It's still not overly nice, and there are a bunch of calculations to check, but this makes the process a bit less messy.
On
At $x = 1$, we have
$$1 + y(1) + y(1)^3 = 1 \iff y(1)(1 + y(1)^2) = 0 \implies y(1) = 0$$
Rewrite the equation as
$$x^2 + xy + y^3 = 1 \quad\iff\quad y(x) = \frac{1}{x} - x - \frac{y(x)^3}{x}\tag{*1}$$
Differentiate the equation on RHS of $(*1)$, we get
$$y'(x) = -\frac{1}{x^2} - 1 - \frac{d}{dx}\left[\frac{y(x)^3}{x}\right]$$
If one expand the rightmost factor out, all terms of it contains a factor $y(x)$. This means its contribution vanish at $x = 1$. This leads to
$$y'(1) = -\frac{1}{1^2} - 1 = -2$$
Differentiate the equation on RHS of $(*1)$ three times, we get
$$y'''(x) = -\frac{3!}{x^4} - \frac{d^3}{dx^3}\left[\frac{y(x)^3}{x}\right]$$
We can evaluate the rightmost factor by General Leibniz rule.
$$\frac{d^3}{dx^3}\left[\frac{y(x)^3}{x}\right]
= \sum_{\substack{p, q, r, s \ge 0 \\ p + q + r + s = 3}}
\frac{3!}{p!q!r!s!}
\frac{d^p x^{-1}}{dx^p}
\frac{d^q y(x)}{dx^q}
\frac{d^r y(x)}{dx^r}
\frac{d^s y(x)}{dx^s}
$$
Since $y(1) = 0$, the terms that contribute at $x = 1$ need to satisfy $q, r, s > 0$.

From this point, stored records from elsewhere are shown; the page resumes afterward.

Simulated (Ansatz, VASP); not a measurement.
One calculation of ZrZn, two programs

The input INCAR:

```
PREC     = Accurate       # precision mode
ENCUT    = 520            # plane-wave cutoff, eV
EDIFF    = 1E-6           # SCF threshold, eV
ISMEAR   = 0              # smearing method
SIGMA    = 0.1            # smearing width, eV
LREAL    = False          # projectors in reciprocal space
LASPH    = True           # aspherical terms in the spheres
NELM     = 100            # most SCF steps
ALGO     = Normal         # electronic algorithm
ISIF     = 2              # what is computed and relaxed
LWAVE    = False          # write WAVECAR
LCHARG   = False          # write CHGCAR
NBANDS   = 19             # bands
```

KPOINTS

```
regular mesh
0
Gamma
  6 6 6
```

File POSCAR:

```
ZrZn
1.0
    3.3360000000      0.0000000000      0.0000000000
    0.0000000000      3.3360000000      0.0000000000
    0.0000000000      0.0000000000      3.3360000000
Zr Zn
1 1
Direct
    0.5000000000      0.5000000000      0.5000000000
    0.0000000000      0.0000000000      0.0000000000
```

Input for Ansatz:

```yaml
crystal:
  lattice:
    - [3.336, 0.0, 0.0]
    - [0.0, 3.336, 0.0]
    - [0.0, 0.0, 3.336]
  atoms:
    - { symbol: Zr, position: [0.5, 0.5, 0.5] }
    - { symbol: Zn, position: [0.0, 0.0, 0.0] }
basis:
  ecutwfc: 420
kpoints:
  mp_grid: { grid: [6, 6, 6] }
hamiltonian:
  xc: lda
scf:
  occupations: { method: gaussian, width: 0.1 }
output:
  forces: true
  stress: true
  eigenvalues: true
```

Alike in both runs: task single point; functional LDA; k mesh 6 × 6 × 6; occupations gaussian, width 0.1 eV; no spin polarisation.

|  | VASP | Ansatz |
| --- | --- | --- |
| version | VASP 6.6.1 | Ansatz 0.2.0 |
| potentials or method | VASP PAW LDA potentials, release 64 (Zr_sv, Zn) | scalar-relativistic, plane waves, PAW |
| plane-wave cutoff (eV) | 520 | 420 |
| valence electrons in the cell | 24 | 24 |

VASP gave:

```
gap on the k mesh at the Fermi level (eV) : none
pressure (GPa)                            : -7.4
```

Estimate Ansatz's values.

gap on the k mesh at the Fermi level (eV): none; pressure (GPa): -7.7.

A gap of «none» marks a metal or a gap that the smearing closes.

Since $p, q, r, s \ge 0$ and $p + q + r + s = 3$, this forces $p = 0, q = r = s = 1$.
This means at $x = 1$, we have
$$y'''(1) = -\frac{6}{1^4} - \frac{3!}{0!(1!)^3} \frac{y'(1)^3}{1} = -6(-2)^3 - 6 = 42$$
You can differentiate implicitly:
\begin{align} x^2 + xy + y^3 &= 1 &\big| \frac{d}{dx} \\ 2x + y + xy' + 3y^2 y' &= 0 &\big| \frac{d}{dx} \\ 2 + y' + y' + xy'' + 6y (y')^2 + 3y^2y'' &= 0 &\big| \frac{d}{dx} \\ 2y'' + y'' + xy''' + 6(y')^3 + 12 y y' y'' + 6yy'y'' + 3y^2y''' &= 0 \end{align}
The resulting equation is linear in $y'''$ an can be solved easily.